City opens training center
Marisa O’Neil
Things got really hot on Placentia Avenue Wednesday morning -- 700
degrees hot.
Costa Mesa firefighters cranked up the heat for city officials and
curious onlookers during a dedication ceremony Wednesday for their
new training structure. Fire engineer Jason Pyle demonstrated a
controlled flame in one room as he and the visitors stayed on the
safe side of a steel wall.
Those walls, he explained as he eyed the gages, were heating up to
700 degrees. The air was 500 degrees and the floor a comparatively
cool 350 degrees.
Throw some water on that, and steam turns it into an extreme
sauna.
“It’ll cook you like a lobster,” Pyle said.
And that’s just the kind of thing the new, two-story structure is
designed to prepare firefighters for.
“Fortunately, we don’t have many structure fires in Costa Mesa,”
fire Chief Jim Ellis said. “New firefighters need to be exposed to
the situations they’ll face when one does happen. This is the next
best thing.”
The roughly $400,000 facility was largely funded through a grant
from Rancho Santiago Community College District. Santa Ana College,
in that district, will use the structure in its fire sciences
program.
It was also partially funded by money from Proposition 172, a
half-cent sales tax measure approved by voters in 1993.
The new structure sits at the foot of an existing five-story tower
Costa Mesa firefighters use for training at their Placentia Avenue
station. It’s constructed as an addition, allowing access to the
tower through the new building.
Walls in the bottom floor of the new structure can be moved to
change its configuration, Ellis said. And an exterior balcony
walkway and stairway make it similar to many structures in the city,
Capt. Lenny Goodsir said.
“It could be anything,” he said. “It could be a motel. It could be
a commercial building. We could put signs on it that say ‘Lenny’s
Pool Company’ and we’d know to look for chemicals inside.”

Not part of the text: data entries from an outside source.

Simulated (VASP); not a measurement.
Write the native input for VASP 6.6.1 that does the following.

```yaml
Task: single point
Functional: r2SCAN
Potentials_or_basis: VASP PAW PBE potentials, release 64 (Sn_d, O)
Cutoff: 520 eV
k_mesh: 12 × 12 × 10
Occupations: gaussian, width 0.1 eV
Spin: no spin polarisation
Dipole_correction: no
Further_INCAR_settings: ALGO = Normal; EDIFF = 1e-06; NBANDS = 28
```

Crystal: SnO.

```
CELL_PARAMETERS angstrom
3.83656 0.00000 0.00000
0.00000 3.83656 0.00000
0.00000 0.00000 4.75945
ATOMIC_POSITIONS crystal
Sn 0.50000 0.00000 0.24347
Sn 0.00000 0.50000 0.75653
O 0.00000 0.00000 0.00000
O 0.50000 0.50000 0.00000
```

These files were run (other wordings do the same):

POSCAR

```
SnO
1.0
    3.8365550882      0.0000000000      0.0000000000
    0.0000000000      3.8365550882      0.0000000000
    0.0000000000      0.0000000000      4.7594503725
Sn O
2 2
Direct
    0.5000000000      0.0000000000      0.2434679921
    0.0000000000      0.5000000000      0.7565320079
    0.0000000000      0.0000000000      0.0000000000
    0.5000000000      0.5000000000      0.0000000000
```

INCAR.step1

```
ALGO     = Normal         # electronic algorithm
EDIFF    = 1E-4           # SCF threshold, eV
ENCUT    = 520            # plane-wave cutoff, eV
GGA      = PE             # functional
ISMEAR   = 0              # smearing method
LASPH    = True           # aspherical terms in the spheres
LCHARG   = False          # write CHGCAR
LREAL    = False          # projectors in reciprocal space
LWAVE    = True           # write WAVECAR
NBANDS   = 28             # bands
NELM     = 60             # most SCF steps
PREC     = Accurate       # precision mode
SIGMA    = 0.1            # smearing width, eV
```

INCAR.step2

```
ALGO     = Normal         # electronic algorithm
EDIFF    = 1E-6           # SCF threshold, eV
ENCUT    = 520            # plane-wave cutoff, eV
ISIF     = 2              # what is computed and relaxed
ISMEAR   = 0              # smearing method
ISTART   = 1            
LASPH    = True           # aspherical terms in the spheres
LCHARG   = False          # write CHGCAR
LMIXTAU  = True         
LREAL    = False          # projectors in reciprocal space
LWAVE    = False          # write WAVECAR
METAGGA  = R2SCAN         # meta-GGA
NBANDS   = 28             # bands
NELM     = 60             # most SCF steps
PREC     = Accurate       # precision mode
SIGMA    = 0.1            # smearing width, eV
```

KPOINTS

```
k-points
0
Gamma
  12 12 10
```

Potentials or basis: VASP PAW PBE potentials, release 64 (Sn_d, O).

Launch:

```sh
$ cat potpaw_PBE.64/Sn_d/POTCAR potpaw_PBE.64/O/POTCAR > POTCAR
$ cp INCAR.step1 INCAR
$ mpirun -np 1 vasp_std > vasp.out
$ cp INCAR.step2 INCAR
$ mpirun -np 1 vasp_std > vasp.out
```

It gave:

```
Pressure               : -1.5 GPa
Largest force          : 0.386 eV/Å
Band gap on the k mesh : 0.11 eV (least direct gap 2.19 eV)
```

The structure contains machines that pump out Hollywood-style,
nontoxic smoke. Smoke inside can get so intense that you “literally
can’t see your hand in front of your face,” fire prevention
specialist Brenda Emrick said.
Firefighters can also use the structure to practice search and
rescue, Goodsir said. And police officers from Costa Mesa’s SWAT team
will be able to use it to play out hostage-rescue scenarios, police
Lt. Ron Smith said.
Costa Mesa Mayor Allan Mansoor said he was grateful for the new
addition to the city’s training arsenal and the “increase in human
life that will be saved because of this.”